Leprechaun 4: In Space (1996) — Hey, Kirk stole his lucky charms!

“May ALL our wounds be those of flesh wounds only. Amen.”

Justin’s rating: Shakespeare has met his match

Justin’s review: My local video store had a bargain bin of used movies for $2 each (that’s $150 Canadian). How could I resist? As I rummaged through such gems like Kazaam, I stumbled upon Leprechaun 4: In Space and let my grubby paws snatch it before the lady behind me could steal it for herself. The title intrigued me for one: There are leprechauns in space? The history channel NEVER covers stuff like this.

Lo and behold, I think I have found one of the best cult flicks ever made, even better than Benji Returns.
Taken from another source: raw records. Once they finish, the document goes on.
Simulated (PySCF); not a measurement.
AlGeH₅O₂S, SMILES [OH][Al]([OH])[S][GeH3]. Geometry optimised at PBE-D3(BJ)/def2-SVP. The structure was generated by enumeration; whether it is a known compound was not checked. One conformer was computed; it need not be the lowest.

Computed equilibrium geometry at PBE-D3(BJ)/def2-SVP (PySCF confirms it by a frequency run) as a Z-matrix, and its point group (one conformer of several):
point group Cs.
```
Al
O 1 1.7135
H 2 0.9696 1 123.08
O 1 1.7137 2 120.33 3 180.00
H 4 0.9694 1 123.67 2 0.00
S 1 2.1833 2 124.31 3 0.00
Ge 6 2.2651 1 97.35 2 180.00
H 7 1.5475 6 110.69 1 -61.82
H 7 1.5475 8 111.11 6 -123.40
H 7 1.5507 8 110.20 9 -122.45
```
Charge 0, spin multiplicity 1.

Take the overwhelming success of the first three Leprechaun films (yes, I know you’ve seen them all) and where do you go from there? Well, why not blatantly rip off James Cameron’s Aliens? Sure! It’d be a lark! So we get a team of overly gung-ho idiots, er, marines who manage to honk off the leprechaun over some deal with a princess and lots of gold. Tell me, what do space people need with gold? After conquering space, is it really that rare a commodity? Mr. Lucky Charms boards the super-fake CGI spaceship and engages in a battle of marine Go Fish for the next hour and a half. It’s easy to see the similarities, once you mentally replace those big black aliens with a pint-sized Irishman.

Only the Swahili language contains enough synonyms for “stupid” and “cheesy” to accurately cover this film. Unfortunately, I’m still taking classes for that, so you’ll just have to read my mind. Actors swallow and spit out lines like “Semper Fi, Do or Die, Kill, Kill, Kill!” with such honest, straight faces that you just want to adopt them out of sheer pity. Our main hero marine looks like a cousin of Sly Stallone, and emotes about the same. The marines have the most inaccurate weapons ever made, as the bullets veer miles off target, and even if they hit, the leprechaun just regenerates anyway.

Every cliché is dredged up from the dead for yet another exploitation exercise. Sex kills (as one marine finds out when the leprechaun bursts out of his crotch — and YES, you read that right). If you’re not dying fast enough, split up so the baddy can pick you off easier. There is no financial reward high enough to trade for your life. And breasts signify a death sentence.

Whoa, okay, let me back up. Almost toward the end of the film, the princess (yes, a Princess: In Space) undoes her spiky bra for a random flashing. Apparently, on whatever backwater planet this princess comes from, showing one’s breasts level a death sentence on the viewer. Don’t be mistaken: This movie was made by guys.

Dr. Evil’s little brother makes a seriously silly appearance as the part-man Dr. Mittenhand, who takes every stereotype of the mad Nazi doctor and never stops talking. He eventually gets transformed into a spider-thing, but that’s neither here nor there.

I could sense that the filmmakers really tried, very hard to get that extra credit for this project. They put in many details in trying to make this realistic… or something… one does wonder why they have a discotheque on the ship, or why marines are on a contract basis, or if romance mainly consists of falling on each other a lot. The leprechaun legend lends itself strangely to an outer space situation, but he gets the least attention, as everything and everyone else is way more kooky.

Read me right, you’d have to be devoid of any sense of humor to not enjoy Leprechaun 4. It’s thoroughly inventive and saturated with goofiness. If you get to the scene where the leprechaun uses a lightsaber to, um, bring a marine to his knees and don’t find yourself bouncing in cult glee, then go find yourself Meryl Streep-inspired movie.